Sustainable Entrepreneurship: The MBA of the Future [An Interview with UVM Dean Sanjay Sharma]

Friday, November 20, 2015

How did you decide to change everything? What led to the decision to rethink the entire notion of the traditional MBA?

The business landscape in the next twenty years will look radically different from the way it looks today.

Gone are the days when an executive has to simply implement or manage a function based on efficient execution. Today’s world is far more challenging. Most of what managers learn at b-schools is being upended in a continuous series of disruptive waves of technological and business model change, each more jarring than the next.

At the University of Vermont, we decided to challenge all our assumptions. We convened an ad hoc committee to analyze other programs, conduct an internal review, and interview business leaders to discover what they wanted from graduates.

We found that what was needed was a clean sweep, the creation of a specialized program focused on the world’s greatest sustainability challenges, both environmental such as the lack of access to clean water, climate change, destruction of species, and social such as poverty and inequality.

We decided to design an MBA program that integrated and emphasized sustainability and innovation to educate managers as change agents and visionary leaders. Vermont has always had a strong tradition of independent thinking, collaborative action, respect for nature, and innovation and problem solving borne of necessity. Those, not coincidentally, are all traits of the executive of the future.

That does not mean that the core MBA toolkit goes away, managers still need the business fundamentals, but we redesigned all our traditional disciplines – accounting, finance, economics, statistics, marketing, operations, management and strategy — to focus on what is needed to develop sustainable businesses of the future.

Our MBA is the one-year Sustainable Entrepreneurship MBA (SEMBA) – and its purpose is to build, disrupt, innovate and reinvent sustainable business and enterprises in a world that demands it.
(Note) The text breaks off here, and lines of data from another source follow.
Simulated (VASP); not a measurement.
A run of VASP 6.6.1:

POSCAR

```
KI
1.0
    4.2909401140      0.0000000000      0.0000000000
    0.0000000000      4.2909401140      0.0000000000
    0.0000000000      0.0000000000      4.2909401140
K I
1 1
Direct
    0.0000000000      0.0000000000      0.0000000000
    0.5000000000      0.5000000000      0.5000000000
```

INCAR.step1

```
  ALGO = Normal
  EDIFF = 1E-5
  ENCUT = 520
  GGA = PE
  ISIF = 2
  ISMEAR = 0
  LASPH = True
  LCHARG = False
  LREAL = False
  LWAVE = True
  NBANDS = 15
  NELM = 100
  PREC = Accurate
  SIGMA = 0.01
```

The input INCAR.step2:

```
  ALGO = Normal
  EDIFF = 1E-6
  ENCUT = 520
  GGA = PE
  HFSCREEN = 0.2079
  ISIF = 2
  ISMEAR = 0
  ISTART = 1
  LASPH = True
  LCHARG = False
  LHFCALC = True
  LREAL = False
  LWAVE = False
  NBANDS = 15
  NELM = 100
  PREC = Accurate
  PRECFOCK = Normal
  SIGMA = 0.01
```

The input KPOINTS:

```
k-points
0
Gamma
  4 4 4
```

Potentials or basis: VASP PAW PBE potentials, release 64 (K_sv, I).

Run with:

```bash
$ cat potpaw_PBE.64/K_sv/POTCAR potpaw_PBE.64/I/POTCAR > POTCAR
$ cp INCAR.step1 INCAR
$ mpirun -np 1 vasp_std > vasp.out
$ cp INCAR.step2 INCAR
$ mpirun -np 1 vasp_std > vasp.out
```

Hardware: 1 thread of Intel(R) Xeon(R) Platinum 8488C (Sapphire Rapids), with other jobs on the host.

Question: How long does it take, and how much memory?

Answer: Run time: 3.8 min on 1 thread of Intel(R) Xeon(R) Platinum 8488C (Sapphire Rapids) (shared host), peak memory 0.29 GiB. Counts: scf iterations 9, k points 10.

So, if you want to be a manager who spends most of her time attempting to extract greater efficiency out of the operations of an organization in a mature or declining industry, we are not your MBA. But if you seek meaning, a profitable way to create sustainable and responsible businesses in a turbulent world, then by all means, stop what you’re doing and give us a good look.

Our MBA is for critical thinkers, disruptors, entrepreneurs, and creators of businesses that will solve the world’s problems and make money at the same time.